“A person starts to live when he can live outside himself.”
It was a rainy morning, as I headed off to the grocery store, I filled the cart checking off my list, unloaded, swiped my debit card and requested $20.00 cash back. Since this is something I do all the time, I took my groceries and receipt not even thinking or bothering to make sure I was given my $20.00.
I walked to the car and then it dawned on me, I didn’t get my $20.00 back, I headed back inside the store and reminded the cashier of his mistake, he apologized. I headed across the street for my coffee fix, gave the barista the $20.00, she gave me my change and I walked away. I looked in my hand at the $2.00 she had given me thinking, no way, either I am really sleepy today or losing my mind. I waited for the barista to take the next customer’s order then asked her if I had given her a $20, I was unsure myself, but knew that was the only cash I had. She looked at me like she would a thief and said “I do not recall that”. Once she looked in her register and realized she had made the mistake she nervously gave me $15.00 back.
All I could do was laugh and tell the woman standing next to me, how I had almost lost my money twice in the last 10 minutes!. She said I should probably just go home and call it a day. I could do that, at only 9:30 am, or I could take a look at what the universe was trying to tell me here, and flip it around to another lesson learned.
The first step to this learning process was to realize that this money obviously is not meant for me, and be happy that I was awake enough to realize it. The next step was to figure out what I was going to do with it? I headed back to my car and saw this wise old man that I often see standing in front of the store; he waits there in hopes of a construction job. I see him in front of the store often, and am always intrigued by his eyes. When you look at them it‘s as if you can sense generations upon generations of his ancestors with head feathers, dancing around fires calling out to nature. I casually walked up to him handed him the money, smiled, walked to my car, waved and drove away. I made a point to keep my ego in check, and just gave him the money happily releasing it into the infinite universe.

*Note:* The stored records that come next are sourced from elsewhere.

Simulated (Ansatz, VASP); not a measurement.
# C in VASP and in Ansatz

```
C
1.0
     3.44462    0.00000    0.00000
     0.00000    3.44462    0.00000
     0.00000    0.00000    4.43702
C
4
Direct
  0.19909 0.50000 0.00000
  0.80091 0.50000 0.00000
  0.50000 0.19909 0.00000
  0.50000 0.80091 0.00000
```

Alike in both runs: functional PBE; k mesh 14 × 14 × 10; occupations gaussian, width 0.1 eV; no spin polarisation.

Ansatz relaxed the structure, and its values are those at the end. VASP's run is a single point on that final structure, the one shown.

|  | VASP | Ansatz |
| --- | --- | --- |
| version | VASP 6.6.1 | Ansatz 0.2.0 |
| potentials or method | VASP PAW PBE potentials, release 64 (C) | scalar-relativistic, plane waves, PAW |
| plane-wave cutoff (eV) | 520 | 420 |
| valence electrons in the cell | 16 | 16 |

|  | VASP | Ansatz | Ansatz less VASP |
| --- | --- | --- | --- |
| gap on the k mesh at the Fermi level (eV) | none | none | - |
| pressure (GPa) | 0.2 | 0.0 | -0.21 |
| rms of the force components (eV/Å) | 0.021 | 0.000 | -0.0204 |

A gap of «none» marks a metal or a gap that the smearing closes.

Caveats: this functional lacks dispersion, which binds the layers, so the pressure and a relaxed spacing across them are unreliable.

On my ride back home I had a little more time to think about the message the universe was trying to convey to me today. I had thought back on the week, and upon reflection, realized how selfish and SELF-ABSORBED I have been, thinking about everything I have to do, comparing myself to others, becoming angry and filled with self pity, and putting myself in this little box. I was reminded once again, that when you look solely within (selfishly) and not focus on the outer world with compassion for your fellow man, the universe has the ability to take things away from you. The universe obviously wanted to take my $20, until I figured out that I needed to give it away.
We all have a duty to contribute and keep the flow of the universe going, otherwise we are useless to society and humanity. When you feel angry, or self-absorbed, do something kind for someone, it will make you feel so much lighter, because it’s so natural. Just remember the universe has an abundance of information for you, you just have to make the choice to listen.